Before we get to the corresponding p-value that our computer spit out, let's consider

another way to think about what t-statistics are actually telling us.

T-statistics tell you how many standard errors away from the mean our observed difference is.

Though the t-distribution isn't EXACTLY normal, it's reasonably close, so we can

use our intuition about normal distributions to understand our t-values.

Normal distributions have about 68% of their data within one standard deviation from the mean.

And about 95% within 2 standard deviations.

That means that t-scores around 3, like ours, are about 3 standard errors away from the

mean...only around 0.3% of scores are that far away!

So it makes sense that our p-value is very small: 0.00582.

Which allows us to reject the null hypothesis that there is no difference between the scores

for Coffee from Caf-fiend and coffee from The Blend Den.

Which means that from now on, I'll be buying my coffee from The Blend Den.

Except for when I'm meeting up with Alex, then I'll buy` tea.

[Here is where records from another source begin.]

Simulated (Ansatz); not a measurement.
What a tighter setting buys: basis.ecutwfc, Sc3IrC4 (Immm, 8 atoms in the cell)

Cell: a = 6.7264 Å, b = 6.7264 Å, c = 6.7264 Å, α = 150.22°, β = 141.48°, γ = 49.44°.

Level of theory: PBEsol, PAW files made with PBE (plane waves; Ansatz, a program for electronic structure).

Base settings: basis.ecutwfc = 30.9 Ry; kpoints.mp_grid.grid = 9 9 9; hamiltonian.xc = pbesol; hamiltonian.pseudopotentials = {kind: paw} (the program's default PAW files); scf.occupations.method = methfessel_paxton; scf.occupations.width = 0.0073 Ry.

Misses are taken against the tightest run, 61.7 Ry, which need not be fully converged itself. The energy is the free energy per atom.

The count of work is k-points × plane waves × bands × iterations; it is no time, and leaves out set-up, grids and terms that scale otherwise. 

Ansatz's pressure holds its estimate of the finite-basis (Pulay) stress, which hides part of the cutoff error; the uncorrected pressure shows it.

Statistical tests help us wade through the murky waters of variability, and our goal

should be to get rid of as MUCH of that variability as possible so that we can see patterns.

We can see whether exercise improves sleep...which your friends might be lacking after all that coffee.

Or whether your hearing could be hurt by listening to loud music by Cream or Ice Cube or Vanilla Ice

or some other musician that sounds like it belongs in coffee.

Like Spoon! Spoon. Yeah? Brandon Spoon.

But more importantly, we're learning that all those formulas you may have seen floating

around, really aren't that different.

We're just comparing what we see, to what we think we should see.

We're always comparing the way things are to how we expect them to be.

And statistics is no exception.

We now have the tools to design experiments and answer a lot of interesting questions

and do our own experiments even if we over caffeinate some of our friends in the process.

Thanks for watching. I'll see you next time.